Security

GDPR, residency, and data lifecycle

Vigilo ships three primitives for satisfying GDPR / CCPA / equivalent regulations: a self-service data export (the user gets a zip of every PII record…

Last updated

Overview

Vigilo ships three primitives for satisfying GDPR / CCPA / equivalent regulations: a self-service data export (the user gets a zip of every PII record about them), a right-to-be-forgotten flow (the user's PII is anonymized in place while preserving audit history), and per-workspace data residency that pins data to a region. The export and forget paths are delivered by WC.9; residency is delivered by WC.10; audit retention sweeps are W0.8.

A workspace owner can configure all three. An end user can self-serve the export of their own data and request forget via the same UI; the request is queued and processed by Celery.

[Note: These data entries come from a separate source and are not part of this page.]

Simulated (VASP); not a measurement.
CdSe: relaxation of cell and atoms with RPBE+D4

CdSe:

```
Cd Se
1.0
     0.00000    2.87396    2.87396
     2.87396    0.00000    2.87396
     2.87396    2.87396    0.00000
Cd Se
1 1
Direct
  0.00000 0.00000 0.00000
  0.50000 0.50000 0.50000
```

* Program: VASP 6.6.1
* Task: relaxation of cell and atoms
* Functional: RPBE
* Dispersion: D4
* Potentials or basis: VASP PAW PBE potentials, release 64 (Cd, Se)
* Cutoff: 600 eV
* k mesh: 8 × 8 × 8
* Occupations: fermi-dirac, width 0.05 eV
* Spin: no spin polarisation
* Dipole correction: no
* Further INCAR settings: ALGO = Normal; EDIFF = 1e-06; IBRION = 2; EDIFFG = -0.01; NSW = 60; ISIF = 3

Data export (DataExportRequest)

Model

DataExportRequest rows are created when a user invokes the export flow. Fields:

  • user — the subject of the export
  • workspace — the workspace scope (export is per-workspace, not global)
  • requested_at
  • statuspending, running, completed, failed
  • output_path — path to the generated zip (when completed)
  • expires_at — typically 7 days after completion; the file is deleted after this

Celery task: export_user_data

The task vigilo.security.export_user_data runs the heavy lifting:

  1. Walk every app in INSTALLED_APPS.
  2. For each model that has a user FK or actor FK matching the subject, dump matching rows to JSON.
  3. Apply the per-app PII filter (so we export the user's profile but not other users' rows the subject happened to author — those are anonymized in the dump as actor=<user-id>).
  4. Bundle into export-{user_id}-{request_id}.zip with one JSON file per app.
  5. Set output_path and email the user a signed download URL valid until expires_at.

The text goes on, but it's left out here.